THE HAGUE, Netherlands — Google’s network has five control systems, and in an SDN World Congress keynote Thursday, Vijoy Pandey, Google‘s head of engineering for networking, explained why each one is needed.
It’s all meant to bring Google to a state the company calls Cloud 3.0, where applications are dropped into the cloud without regard for things like job placement or load balancing. Cloud 3.0 is what happens “when you blur the boundaries between servers and make it all one big compute resource,” Pandey said.
That’s in contrast to the cloud today, where dropping an application into the cloud means you have to do all the configuration and scheduling as well. “It’s very manual, and it’s very painstaking in some ways,” Pandey said.
Elements of Pandey’s talk, particularly the Cloud 3.0 pitch, have appeared in other talks. But given this venue, he was willing to get into details about the architecture, explaining how software-defined networking (SDN) plays a role in multiple levels of Google‘s overall network.

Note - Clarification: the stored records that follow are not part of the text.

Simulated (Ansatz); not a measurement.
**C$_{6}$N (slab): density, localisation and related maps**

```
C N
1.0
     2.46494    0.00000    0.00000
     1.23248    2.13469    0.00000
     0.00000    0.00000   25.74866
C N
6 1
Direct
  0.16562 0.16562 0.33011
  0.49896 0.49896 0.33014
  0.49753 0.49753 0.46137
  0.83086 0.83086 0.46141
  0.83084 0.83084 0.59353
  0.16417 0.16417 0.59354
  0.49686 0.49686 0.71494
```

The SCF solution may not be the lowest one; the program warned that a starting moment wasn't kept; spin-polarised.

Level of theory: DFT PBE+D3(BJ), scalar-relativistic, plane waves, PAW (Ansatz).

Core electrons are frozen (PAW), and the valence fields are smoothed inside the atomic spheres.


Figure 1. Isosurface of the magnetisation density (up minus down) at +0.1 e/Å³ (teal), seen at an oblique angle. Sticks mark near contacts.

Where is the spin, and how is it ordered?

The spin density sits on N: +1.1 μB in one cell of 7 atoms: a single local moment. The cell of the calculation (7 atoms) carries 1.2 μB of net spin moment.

In the data center, Google has two controllers. The first, an OpenFlow-based SDN implementation called Jupiter, was instituted in 2012. It uses a centralized distributed controller, called Firepath, which speaks to Firepath agents that sit in every switch.
The network became more agile with the addition of network virtualization, based on a second controller named Andromeda (not the same as the operating system making headlines this month). It’s necessary because “in a physical infrastructure, you are limited in how you can interact with the network,” Pandey said.
“It also allows us to connect customer VMs [virtual machines] to Google services, like big data services,” he added.
The other controllers are related to the wide-area network.
Controller No. 3 is associated with B4, the network that connects Google’s data centers. Google has been discussing B4 for a few years now, including the use of Google-designed switches to build the network, and it’s the oldest of the networks mentioned here, having been launched in 2010.
B4 uses OpenFlow to control the fabric that connects all the data centers. Bandwidth on the links between data centers is managed by a fourth controller, which appears to simply be called the TE controller. (This one doesn’t get a hip code name. “TE” stands for traffic engineering.) It uses policies to make decisions about handling traffic.
Is that all? Of course not. “The one thing that we have to be careful about is: WAN links are very, very expensive, and we need to utilize them really, really well,” Pandey said.
That leads to the fifth controller, called BwE (pronounced “byoo-ee”), which stands for bandwidth enforcement. This comes into play because B4’s switches intentionally have shallow memory buffers. That is, they expect to be able to spew traffic onto the network quickly and don’t have space to “save” a traffic flow for a few moments.
BwE runs a centralized bandwidth-allocation algorithm, with decisions enforced at the host (meaning the server running an application) “because that’s where you actually have buffer space.” It can spot which users are stuck on bottlenecked links, and it can also permit the sharing of WAN bandwidth between users.
BwE also feeds the usage information it collects back into the TE controller, to further help with decisions related to B4 paths.
All of this adds up to “a server-to-server connection that is completely SDN-based,” he said. It’s the result of thinking of the network as a single product rather than a series of boxes, and it springs from a philosophy of thinking about that network globally.
“When you’re optimizing your systems, don’t optimize the WAN separate from the data center, separate from your virtualization story. Think how all of these can optimize end-to-end,” he said.